Related to AI "self learning" or "auto classification" engines.
Suppose we have a data-set of factors where the values are normalized between 0.0 and 1.0. For illustration, we'll assume it has factors A thru Z. A print-out may resemble:
ID..A.....B.....C....Etc....Z 1 0.500 0.998 0.003 2 0.734 0.034 0.973 3 0.646 0.218 0.824 Etc...(For the first pass, let's assume there is no Null)
Now suppose we wanted to do QueryByExample-like queries on it to find closest matches. An example query may resemble:
D=0.762, G=0.008, Y=1.000What we want to do is find the closest N euclidean-distance "matches" in the database for this query. Factors not given in the query are not included. (This example query has 3 factors, but it may be one or 26.)
How could this be implemented such that an entire sequential search is not necessary? I don't have a clue to how to index such. Any ideas? Such a tool may be useful for AI.
For version 2.0, we want weighting factors on each query factor. Thus, the above query reworked may resemble:
factor value weight ------------------- D 0.762 0.500 G 0.008 0.850 Y 1.000 0.245The weights are also normalized to the range 0.0 to 1.0.
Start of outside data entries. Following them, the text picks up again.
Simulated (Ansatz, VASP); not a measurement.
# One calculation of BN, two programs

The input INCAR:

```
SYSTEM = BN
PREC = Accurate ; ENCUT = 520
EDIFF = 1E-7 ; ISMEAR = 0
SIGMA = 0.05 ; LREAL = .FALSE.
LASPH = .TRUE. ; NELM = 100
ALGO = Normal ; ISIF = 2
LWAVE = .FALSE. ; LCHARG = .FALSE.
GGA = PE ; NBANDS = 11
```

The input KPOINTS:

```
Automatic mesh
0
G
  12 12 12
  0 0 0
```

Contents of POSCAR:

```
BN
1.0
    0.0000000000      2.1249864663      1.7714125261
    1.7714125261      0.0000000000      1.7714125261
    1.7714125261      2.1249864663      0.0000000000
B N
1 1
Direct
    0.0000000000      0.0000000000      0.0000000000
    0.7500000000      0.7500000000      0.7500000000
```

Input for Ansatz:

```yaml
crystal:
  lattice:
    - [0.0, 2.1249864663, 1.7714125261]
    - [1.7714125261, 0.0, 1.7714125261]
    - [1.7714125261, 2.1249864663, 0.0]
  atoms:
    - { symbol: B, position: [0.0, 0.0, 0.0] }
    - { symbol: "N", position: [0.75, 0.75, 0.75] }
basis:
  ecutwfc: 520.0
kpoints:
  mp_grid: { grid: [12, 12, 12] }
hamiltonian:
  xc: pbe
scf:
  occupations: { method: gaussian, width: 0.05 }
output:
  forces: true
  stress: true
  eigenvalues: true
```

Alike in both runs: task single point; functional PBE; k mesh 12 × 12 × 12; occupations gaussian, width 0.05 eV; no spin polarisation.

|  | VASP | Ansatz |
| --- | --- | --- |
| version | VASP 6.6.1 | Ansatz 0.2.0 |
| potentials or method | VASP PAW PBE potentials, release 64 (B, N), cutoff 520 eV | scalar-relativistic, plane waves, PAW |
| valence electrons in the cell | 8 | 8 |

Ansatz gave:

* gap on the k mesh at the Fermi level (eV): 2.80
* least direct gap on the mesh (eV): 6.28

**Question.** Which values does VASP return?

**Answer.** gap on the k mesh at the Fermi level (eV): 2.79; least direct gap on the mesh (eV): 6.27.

Well, my first approach would be BinarySpacePartitioning? (BSP). To be clear, BSP can be performed on a space with any number of dimensions - 2D, 3D, 4D, or even 26D as you suggest. The 'binary' in 'binary space partitioning' refers to breaking the space in two on a dimension with each partition. I am ill-equipped to explain BSP on WikiWiki (pictures help), so I'll point you to an external resource: http://en.wikipedia.org/wiki/Binary_space_partitioning, http://en.wikipedia.org/wiki/Kd-tree.
A query for "nearest" points to another given point or projection (line, region) will require a narrowing of partitions to search that might contain the desired target, then brute forcing the 'closest' from among the points in the selected partition. Partitions 'nearby' another partition may also be searched, i.e. if the point searched is near the edge of the partition. This narrowing is fairly simple in nature: i.e. if a search splits G<0.5 from the rest, you obviously need to search the 'G<0.5' partition (G query was 0.008, which is <0.5), but you also know that the minimum weighted vector to any point in the other partition is 0.357 (= |(0.08-0.50)|*0.850 ) in the G direction. Thus, when searching for the K nearest points, you can avoid backtrack search into the G>=0.5 partition unless you can't find K points closer than 0.357 in the G<0.5 partition.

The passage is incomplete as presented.